Buffalo police documents I-team
Posted at 4:00 AM, Jul 24, 2019
and last updated 2019-07-24 23:23:02-04

BUFFALO, N.Y. (WKBW) — The 7 Eyewitness News I-Team is working to figure out how many police officers have been disciplined -- and what for-- since the first of the year. But New York State law stops any law enforcement agency from releasing that information, without consent from each officer.

We want to know how many of those police officers, who've been disciplined, are still on the job or still on the streets.

Four different freedom of information requests were sent to Buffalo police, Niagara Falls police, the Erie County Sheriff's Office and the Niagara County Sheriff's Office looking for that very information. Each request was denied.

Mickey Osterreicher, a media lawyer in Buffalo, said you would have to change the law to get that documentation.

"The whole idea is for the public to receive that information for them to be informed -- so they can make educated decisions about how government runs," Osterreicher said. "It basically just undermines that when so many of these requests are denied."

Open record laws impact real people. Take for instance what happened in Bakersfield, California. We're able to hear an officer's own admission, to sexting a woman he had just met on a call and masturbating while on-duty, in a patrol car. That tape was made available only after after reporters filed an official, open records request.

"I'd like to believe I'm a good officer and made a stupid choice," the officer said to an Internal Affairs officer.

He resigned as a result.

In Denver, a number of deputies lost ten percent of their tax-payer funded salaries for ten pay-periods, after they were tagged in photos taken in Las Vegas. They were supposed to be home on sick leave.

Jace Larson is the investigative reporter who broke that story.

"What we're asking for, is information after the case is concluded. We want to know, what did our officials do to investigate a case and then what's the outcome. The public is best served when they have the facts," Larson said.

So why doesn't New York State want you to know if someone you pay is doing something wrong?

State Civil law says, it's a personnel record and is "used to evaluate performance toward continued employment or promotion..."

It's not just police officers. This same law applies to firefighters and corrections officers.

"It's unfortunate because I think it creates, rather than an air of openness and transparency, it creates "what are you hiding" ... what are you hiding that you don't want the public to know," Osterreicher said.

In last year's annual report, sent to Governor Cuomo and lawmakers in Albany, the State Committee on Open Government noted:

"It is ironic that public employees having the most authority over peoples' lives are the least accountable relative to disclosure of government records. This situation is untenable."

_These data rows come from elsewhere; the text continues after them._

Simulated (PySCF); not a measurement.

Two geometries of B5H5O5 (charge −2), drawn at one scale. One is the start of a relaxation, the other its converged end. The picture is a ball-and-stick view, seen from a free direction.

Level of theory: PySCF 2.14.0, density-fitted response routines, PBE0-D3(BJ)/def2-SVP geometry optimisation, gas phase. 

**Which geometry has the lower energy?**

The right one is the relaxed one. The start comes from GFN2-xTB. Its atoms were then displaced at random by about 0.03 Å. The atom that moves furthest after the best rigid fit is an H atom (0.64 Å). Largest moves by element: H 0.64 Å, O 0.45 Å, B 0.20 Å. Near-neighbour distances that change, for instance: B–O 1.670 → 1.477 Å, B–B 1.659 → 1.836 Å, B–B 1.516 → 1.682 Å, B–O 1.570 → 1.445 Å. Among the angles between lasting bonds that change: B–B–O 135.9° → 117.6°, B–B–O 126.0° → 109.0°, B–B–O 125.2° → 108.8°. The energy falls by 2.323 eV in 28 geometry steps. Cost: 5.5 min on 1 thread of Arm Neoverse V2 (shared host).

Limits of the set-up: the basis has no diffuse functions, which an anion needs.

The I-Team asked, if these agencies aren't releasing these documents, who is providing the oversight. Osterreicher said, "It's pretty much the fox minding the hen house."

"I think it's really going to be a matter of the public saying, 'we've had enough. We want these laws changed... so there's an accountability.'"

In fairness, the I-Team reached out to each of the four agencies we sent official requests to. We asked for an on-camera interview about the civil law. The answer was either no, or there was no response.